FILM REVIEW
TAYLOR SWIFT: THE ERAS TOUR
Rated PG-13
168 Minutes
Released October 12th
I’m not a “Swiftie,” so I’m giving an unbiased report on Taylor Swift: The Eras Tour movie, and I will say it’s absolutely amazing. Taylor is a tireless performer, a poet, a minstrel, and one of the greatest entertainers ever. Her music is personal and heartfelt. It’s not the composition of her music nor her musical talent – there are better – it’s the magnetic way she performs. She clearly loves every minute, and she reaches out to each audience member personally. Her 15 dancers, her band, and her four backup singers are a team, a family. The sets, lighting, and staging are of Olympic quality truly breathtaking.
This two-hour and forty-nine-minute concert film takes you through Taylor’s journey as a musician and as a person, from her earliest album to her latest hits, and you can watch her grow. I credit Taylor’s backup singers, four very talented women who call themselves The Starlights, with allowing her to do the Herculean vocal task of singing a whole musical theatre production as a one-woman show with no other stars. Those vocalists are so attuned and well-matched to Taylor’s tone and style that they can help her do the heavy lifting from time to time without so much as a whisper of evidence that they are mingling their voices with the star. Taylor’s 16 distinctive costumes almost become characters, as do the sets. Because she has such a larger-than-life persona, the mind-blowing sets and costumes work for her.

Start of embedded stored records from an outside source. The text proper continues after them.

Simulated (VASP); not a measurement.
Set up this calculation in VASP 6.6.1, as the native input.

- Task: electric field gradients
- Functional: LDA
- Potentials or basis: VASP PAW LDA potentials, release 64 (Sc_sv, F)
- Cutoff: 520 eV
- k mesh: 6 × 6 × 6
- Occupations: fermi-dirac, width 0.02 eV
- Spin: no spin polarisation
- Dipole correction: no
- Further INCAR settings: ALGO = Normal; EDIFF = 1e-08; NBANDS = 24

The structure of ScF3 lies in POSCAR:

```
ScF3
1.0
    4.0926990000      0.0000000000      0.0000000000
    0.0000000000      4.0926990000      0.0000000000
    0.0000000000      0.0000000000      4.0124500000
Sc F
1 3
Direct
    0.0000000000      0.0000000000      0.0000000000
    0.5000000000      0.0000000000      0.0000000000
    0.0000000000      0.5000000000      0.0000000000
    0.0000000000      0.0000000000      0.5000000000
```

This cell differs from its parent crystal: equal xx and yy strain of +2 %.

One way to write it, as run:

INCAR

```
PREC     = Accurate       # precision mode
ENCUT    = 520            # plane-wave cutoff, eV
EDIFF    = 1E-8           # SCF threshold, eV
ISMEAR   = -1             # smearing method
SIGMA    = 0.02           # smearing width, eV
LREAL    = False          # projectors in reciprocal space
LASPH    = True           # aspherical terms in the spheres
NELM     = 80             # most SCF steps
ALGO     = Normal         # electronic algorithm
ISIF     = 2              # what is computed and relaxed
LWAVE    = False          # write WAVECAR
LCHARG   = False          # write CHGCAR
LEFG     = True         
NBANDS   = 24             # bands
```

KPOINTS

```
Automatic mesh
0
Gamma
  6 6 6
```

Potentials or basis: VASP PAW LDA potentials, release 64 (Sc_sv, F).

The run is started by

The director of the film, Sam Wrench, is a Grammy-nominated and Emmy-winning British director of live events, music videos, documentaries, and commercials. All the filming for the movie was done during the Eras Tour August performances at SoFi Stadium. The film deftly juxtaposes immersive shots of the astounding staging and backgrounds, the charismatic and playful dancers, the backup singers, long-shots, and close-ups of Swift, always seeming to enhance rather than distract from her musical narrative. As the film was shot in August and released on October 12th, Wrench and his team of 6 editors had very little time to perfect their work and did an extraordinary job.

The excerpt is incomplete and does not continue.